IAP investigations for conduct contrary to the IAP standards

The IAP Constitution provides as follows:


Cessation and suspension of membership

6.2 The Executive Committee may recommend to the General Meeting that membership be suspended or that a member be expelled if it is considered that he/she or it has been guilty of dishonourable conduct or that continuation of his/her or its active participation in the activities of the Association or of his/her or its membership is detrimental to the Association. The procedure to be adopted is set out in the protocol at Annex 3.

6.5 The Secretary-General shall promptly notify the member concerned of any recommendation, suspension or expulsion under paragraphs 2, 3 or 4 of this Article.

6.6 An appeal against a decision to recommend suspension or expulsion pursuant to paragraph 6.2 above may be made to the Conflict Committee by written notice to the Secretary-General.

Annex 3

Suspension from membership

Article 6.2 of the Constitution of the International Association of Prosecutors (IAP) provides that:

“The Executive Committee may recommend to the General Meeting that a member be expelled or his/her or its membership suspended if it is considered that he/she or it has been guilty of dishonourable conduct or that continuation of his/her or its active participation in the activities of the Association or of his/her or its membership is detrimental to the Association.”

This Annex sets out the procedure to be adopted should the Executive Committee wish to consider the possible suspension of a member and subsequently recommend suspension to the General Meeting.
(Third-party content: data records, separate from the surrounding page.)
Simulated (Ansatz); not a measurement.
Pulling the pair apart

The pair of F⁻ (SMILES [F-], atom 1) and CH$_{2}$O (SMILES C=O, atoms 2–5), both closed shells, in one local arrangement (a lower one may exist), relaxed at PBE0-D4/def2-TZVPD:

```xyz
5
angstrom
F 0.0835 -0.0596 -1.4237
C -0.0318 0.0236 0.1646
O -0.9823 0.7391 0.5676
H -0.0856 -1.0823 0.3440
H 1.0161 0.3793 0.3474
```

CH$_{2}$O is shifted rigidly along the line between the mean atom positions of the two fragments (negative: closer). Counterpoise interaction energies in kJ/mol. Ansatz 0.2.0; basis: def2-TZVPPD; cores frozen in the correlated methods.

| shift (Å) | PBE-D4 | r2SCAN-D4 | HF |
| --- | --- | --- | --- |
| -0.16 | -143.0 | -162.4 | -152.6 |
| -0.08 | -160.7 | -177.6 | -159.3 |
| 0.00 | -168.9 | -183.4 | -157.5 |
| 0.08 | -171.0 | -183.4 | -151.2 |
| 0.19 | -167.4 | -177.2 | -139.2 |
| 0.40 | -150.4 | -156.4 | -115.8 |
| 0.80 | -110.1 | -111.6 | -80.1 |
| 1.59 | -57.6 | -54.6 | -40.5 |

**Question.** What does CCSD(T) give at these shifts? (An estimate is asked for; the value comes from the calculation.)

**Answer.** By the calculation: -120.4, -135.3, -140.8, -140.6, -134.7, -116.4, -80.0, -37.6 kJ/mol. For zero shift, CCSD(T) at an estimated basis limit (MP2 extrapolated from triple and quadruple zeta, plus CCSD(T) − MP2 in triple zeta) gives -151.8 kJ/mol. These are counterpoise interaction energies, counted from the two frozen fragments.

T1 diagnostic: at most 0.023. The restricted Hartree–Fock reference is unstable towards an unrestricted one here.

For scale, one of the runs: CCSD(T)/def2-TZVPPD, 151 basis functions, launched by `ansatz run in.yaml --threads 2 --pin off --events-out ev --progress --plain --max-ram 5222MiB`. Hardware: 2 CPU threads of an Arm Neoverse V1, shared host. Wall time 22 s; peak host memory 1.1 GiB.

The decision of the Executive Committee

  1. If the Secretariat receives a complaint of dishonourable conduct on the part of a member or activity on the part of a member which is detrimental to the Association, the Secretary-General will :
  1. a) write to the member setting out the nature of the complaints which have been made and asking for a response; and
  1. b) on receipt of the response, circulate it and the information supporting the complaint to all members of the Executive Committee.
  1. The members of the Executive Committee shall, within one month of the date of the Secretary-General’s message, reply to him/her indicating whether they support suspension or not.
  1. If there is unanimity on the issue, the Secretary-General will inform the member of the outcome of the Executive Committee’s deliberations. If the decision is against suspension, the matter will rest there.
  1. If there is no such unanimity, the matter will be discussed at the next meeting of the Executive Committee and will be decided by a vote.
  1. If the decision is to recommend suspension to the General Meeting, the member will be informed of the right to appeal against the decision to the Conflict Committee. This will be done in writing within one month of the member’s being informed of the decision.
  1. The Conflict Committee will consider and come to a decision on the matter within six weeks of the matter being referred to it. It will explain the reasons for its decision in writing to the Executive Committee and the member.
  1. If the matter is not referred to the Conflict Committee, or if the Conflict Committee supports the view of the Executive Committee, the Secretary-General will circulate details of :
  1. the complaint;
  2. the decision of the Executive Committee; and
  3. the decision, if any, of the Conflict Committee, to all members of the Association.
  1. The matter will be placed on the agenda of the next General Meeting and put to those attending in a vote. The member and the President shall be entitled to address the meeting and all those attending shall be entitled to speak.
  1. The Secretary-General shall inform the member concerned of the decision of the General Meeting.”

Provided that criminal and other complaints are dealt with properly according to the applicable regulatory framework, with due application of fair trial rule of law prescripts, then the investigation and prosecution of prosecutors ought to elicit no criticism from a rule of law perspective.


There are, however, some further considerations that render complaints against prosecutors more subject to abuse than might be the case with ordinary citizens.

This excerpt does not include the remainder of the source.